The spirit of ANZAC: include our indigenous people

John Stevens, Mullumbimby

This is a letter written following the Mullumbimby ANZAC service.

As the last post sounded the crowd hushed and fell silent for the minute of deep reflection that was asked for; a lone voice yelled out interrupting the peace and reflection.

A man shouted out with controlled anger that all of us were on Aboriginal land and not showing respect. The crowd murmured and shuffled a little uncomfortably with, and many disapproving of, the intrusion into their personal demonstration of respect for the spirit of ANZAC.

It caused me to reflect that the lone voice was correct. There was within this ceremony no welcome to country, no acknowledgement of our Indigenous heritage or the struggle Indigenous people endured and still endure, marginalised by a type-of war that imposed a political system and people they never invited to this place. Most importantly in regards this ceremony, Indigenous servicemen and women have, like all, other Australians served, fought and died for our country in the very same wars we were remembering and at which my grandfathers and father served.Revile sounded.

We were called back from our silent reflection to hear the New Zealand national anthem in honour of the fallen New Zealand Māori people who served in these wars.

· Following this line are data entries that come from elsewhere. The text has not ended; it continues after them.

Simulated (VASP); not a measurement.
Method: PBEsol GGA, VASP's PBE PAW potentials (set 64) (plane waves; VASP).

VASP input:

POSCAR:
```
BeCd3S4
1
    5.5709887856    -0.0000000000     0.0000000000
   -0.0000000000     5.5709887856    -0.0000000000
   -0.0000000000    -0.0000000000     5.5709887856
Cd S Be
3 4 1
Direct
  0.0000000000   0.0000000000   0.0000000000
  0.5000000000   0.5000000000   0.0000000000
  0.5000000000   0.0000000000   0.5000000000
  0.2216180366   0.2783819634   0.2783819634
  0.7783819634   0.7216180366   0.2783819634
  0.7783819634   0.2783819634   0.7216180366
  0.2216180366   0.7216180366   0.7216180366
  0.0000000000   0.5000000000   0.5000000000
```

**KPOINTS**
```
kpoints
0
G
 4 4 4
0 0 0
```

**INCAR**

I thank that man for his controlled demonstration. It was brave and right. It reminded me that we still have much work to do to heal the trauma and damage done on home soil – our country – their country.

Lest we forget.


One response to “The spirit of ANZAC: include our indigenous people”

  1. Jill Keogh says:

    I hear you John Stevens, having grown up singing ‘Maori Battalion march to victory, Maori Battalion staunch and true…etc etc as a school kid in Aoteoroa.

    Australians are a good-hearted people when they have the right information. I suspect that was not the case here.